Although investing in oil wells is a preferred strategy for some clients, Clark Weeks knows there are other parts of the oil and energy industry. So, Clark Weeks thought we should tell you a bit about the oilfield service industry. Also known as OFS which obviously stands for Oilfield Services. It refers to all services and products related with the exploration and production process of gas and oil, a huge part of the energy industry. It also involves the manufacture, repair, and upkeep on equipment used in the transportation and extraction of oil.
Their products include seismic testing equipment, transportation to oil sites, construction, etc. It includes tech-based services that are vital for operations such as locating sources, data management, drilling evaluation, geo science, and many others.

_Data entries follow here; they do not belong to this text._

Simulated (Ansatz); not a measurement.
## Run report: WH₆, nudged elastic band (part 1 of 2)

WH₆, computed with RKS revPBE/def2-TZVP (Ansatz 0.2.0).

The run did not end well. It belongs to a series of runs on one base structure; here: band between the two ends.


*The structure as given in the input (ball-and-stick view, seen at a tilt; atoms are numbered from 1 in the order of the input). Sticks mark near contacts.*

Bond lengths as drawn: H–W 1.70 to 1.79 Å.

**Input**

There are two kinds of companies in the energy industry. The first are those that offer a range of services necessary to assess, build, and maintain gas and oil wells. The second are those that pay for drilling rigs. The best equipment and service providers usually offer a varied range of capabilities. Some of the large companies for the oilfield service industry include Halliburton, Baker Hughes, Schlumberger, Nabors Industries, and Transocean. These big-time companies support field operations of oil and gas on a contractual basis worldwide.
According to a forecast from Westwood Global Energy, around $250 billion in profits are generated worldwide by the industry of oil and gas field services. The gas and oil reserves and production are determining factors for locations of field services. Venezuela, Canada, Saudi Arabia, and Iran are some of the biggest reserves of oil and gas.
Gas and Oilfield Services Market – A Regional Viewpoint
There are three regions where the oil and gas field market excel. These are the regions of North America, Middle East and Africa, and the Asia Pacific Region.
Expectedly, North America has a majority of the share of the market because of its advancements in technology that are used for deep water productions and the exploration of shale gas. Meanwhile, Middle East and Africa is anticipated to significantly grow in the oil and gas industry due of the existence of a large number of gas and oil reserves found in the region. Additionally, the region of Asia Pacific also expects to see a growing oil and gas field services market. This is due to the huge LNG facilities and plants in Curtis Island and Western Australia.
Furthermore, it is also expected that the existence of Japan and China’s huge number of refineries can spur the growth of the oil and gas field market.
Major Movers of the Energy Industry
There are two major performance indicators in the energy industry. One is the prices of natural gas. The other is the direction and level of oil prices. The demand for energy is also a factor that affects price levels. Energy demand is identified by growth of population, development of economy, and conditions of general business. In the oil industry alone, OPEC or the Organization of Petroleum Exporting Countries had the ability to fix and maintain its production which had a big impact on prices. This is less true now with the development of other oil fields not under their control. Additional factors that can affect the fluctuation of prices include costs of production and exploration, non-OPEC countries’ oil and gas production, and conditions of weather.
Demand for oil and gas are driven by their prices. Companies in the industry can gain profits depending on the efficiency and technical competence of their operations. While big companies can provide a variety of services, smaller companies can effectively compete by focusing on a specific type of service or area.